An independent inquiry led by a barrister is to be launched by the BBC into what it knew about the conduct of former Radio 1 DJ Tim Westwood.

The corporation previously acknowledged six complaints about bullying and sexual misconduct, which the DJ denies.

Independent director Sir Nicholas Serota said new allegations continue to emerge.

He said there may have been times when the corporation should have done more to investigate the complaints.

The independent inquiry is expected to last six months and the BBC wants to include Westwood’s other employers, MTV and Global – owner of Capital Xtra, which the DJ joined after leaving the BBC.

Led by Gemma White QC, who previously investigated bullying in the House of Commons, it will also examine whether concerns about Westwood’s behaviour were a factor in his departure from the BBC in 2013.

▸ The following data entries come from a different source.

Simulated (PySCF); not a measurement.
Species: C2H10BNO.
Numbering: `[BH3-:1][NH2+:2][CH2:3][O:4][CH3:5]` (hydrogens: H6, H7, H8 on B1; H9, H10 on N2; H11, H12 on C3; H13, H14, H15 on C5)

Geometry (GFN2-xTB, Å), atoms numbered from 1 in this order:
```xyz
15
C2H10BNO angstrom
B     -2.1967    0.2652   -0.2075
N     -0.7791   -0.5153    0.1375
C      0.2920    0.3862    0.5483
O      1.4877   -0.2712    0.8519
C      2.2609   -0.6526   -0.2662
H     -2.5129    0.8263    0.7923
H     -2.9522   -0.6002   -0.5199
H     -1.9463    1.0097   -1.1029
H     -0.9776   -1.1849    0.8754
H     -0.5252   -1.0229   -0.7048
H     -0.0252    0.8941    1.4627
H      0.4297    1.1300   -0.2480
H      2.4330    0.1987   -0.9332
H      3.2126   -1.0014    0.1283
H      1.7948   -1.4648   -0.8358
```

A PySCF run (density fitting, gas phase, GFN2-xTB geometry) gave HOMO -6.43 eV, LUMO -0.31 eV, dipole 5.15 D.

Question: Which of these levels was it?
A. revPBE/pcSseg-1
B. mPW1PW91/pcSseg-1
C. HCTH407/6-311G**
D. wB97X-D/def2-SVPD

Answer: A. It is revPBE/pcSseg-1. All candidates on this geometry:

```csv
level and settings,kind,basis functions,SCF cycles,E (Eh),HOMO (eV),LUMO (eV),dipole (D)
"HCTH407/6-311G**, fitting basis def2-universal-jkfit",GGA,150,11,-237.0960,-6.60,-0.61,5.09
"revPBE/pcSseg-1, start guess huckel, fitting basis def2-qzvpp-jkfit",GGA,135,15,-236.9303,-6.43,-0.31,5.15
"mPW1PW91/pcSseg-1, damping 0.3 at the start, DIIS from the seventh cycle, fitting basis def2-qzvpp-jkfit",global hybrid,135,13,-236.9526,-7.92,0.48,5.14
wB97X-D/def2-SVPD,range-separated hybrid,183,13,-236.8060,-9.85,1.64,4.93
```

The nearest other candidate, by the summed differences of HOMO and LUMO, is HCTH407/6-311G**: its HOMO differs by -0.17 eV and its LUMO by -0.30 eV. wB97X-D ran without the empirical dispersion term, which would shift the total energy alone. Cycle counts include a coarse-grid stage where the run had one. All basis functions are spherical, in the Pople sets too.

The BBC said it would pass any relevant information to the Metropolitan Police.

On Thursday, the Met said it was investigating a man over four alleged sexual offences in 1982, 1985, 2010 and 2016.

After receiving the results of an internal review, Sir Nicholas said: “New allegations and issues are emerging as time passes and more people are prepared to come forward. For this reason the work must continue.”

He added: “In light of the BBC’s internal review, I believe that there may have been occasions in the past when the BBC should have further explored issues that were being raised.”

Director general Tim Davie initially said in April the BBC had “no evidence of complaints” about Westwood – a presenter for 19 years on Radio 1 and Radio 1Xtra – after BBC News and the Guardian revealed allegations of predatory sexual behaviour.

But after BBC News challenged the corporation’s response to a Freedom of Information (FOI) request made in November 2021, it later acknowledged the six complaints – one of which was serious enough to have been referred to the police.

The BBC said the director general’s initial response had set out the position as he understood it at the time, and ahead of the internal report Mr Davie said he wanted to “ensure everything is flushed out” and “any cases are looked at”.

“Limitations within current BBC systems” which did not cover all archived information meant the allegations were not revealed at first, the internal review found.

Tim Westwood in 2007.

The review examined allegations reported after 2012, in the wake of the Jimmy Savile scandal, and found two claims of sexual misconduct and two complaints about Westwood’s behaviour in the workplace.

Among these was an allegation that in 2007 Westwood made sexual remarks to a 15-year-old girl at a non-BBC event. The incident was referred to police, but in 2013 they said they would take no further action.

After BBC News and the Guardian published allegations by seven women in April, the BBC said it received further allegations, including a claim of sexual assault at a BBC event in the mid-2000s and two allegations of sexual assault from the mid-1980s before Westwood’s time at the broadcaster.

Another woman described “a consensual sexual encounter” with Westwood in the mid-2000s which “she now considers to have been inappropriate”.

The new independent inquiry would be the first the BBC has launched since 2021’s investigation by Lord Dyson into the way Martin Bashir obtained his interview with Princess Diana in 1995.

Westwood, who hosted the UK’s first nationally broadcast hip-hop show from 1994 until leaving the BBC in 2013, was accused by seven women of abusing his position in the music industry to exploit them in the April investigation by BBC News and the Guardian.

Some of the women worked in the industry and feared repercussions from challenging such a prominent figure over the incidents, which they said took place between 1992 and 2017.

Now 64, the DJ has strongly denied the allegations. In a statement in April, Westwood’s spokesperson said there had never been any complaints against him of inappropriate behaviour as described in the women’s claims, and no investigation by the police, his employer or “any other authority”.

Following the initial revelations, a further 10 women came forward to BBC News and the Guardian with allegations of unexpected and unwanted sexual touching, sexual misconduct and – in one case – sex with a 14-year-old.

An 18th woman has also spoken to BBC News, alleging unexpected and unwanted sexual touching and sexual misconduct by Westwood when she believed she was meeting him to discuss work experience at Radio 1Xtra.

She alleges that Westwood instead drove her to a flat in west London, where he had sex with her. The DJ, who also presented the MTV show Pimp My Ride UK from 2005 to 2007, told her that the property was where he filmed for the show.

A spokesperson for MTV said the channel was not aware of any complaints having been made at the time of the show or since, but it was conducting an internal review for “further reassurance”. “We take this very seriously,” MTV said in a statement.

Westwood has been approached for comment.

The DJ joined Capital Xtra in 2013 after leaving the BBC, but stepped down from the show “until further notice” in April when the allegations against him were published.

The Guardian also reported that a former BBC employee had raised concerns about “bullying” by Tim Westwood in the early 2010s.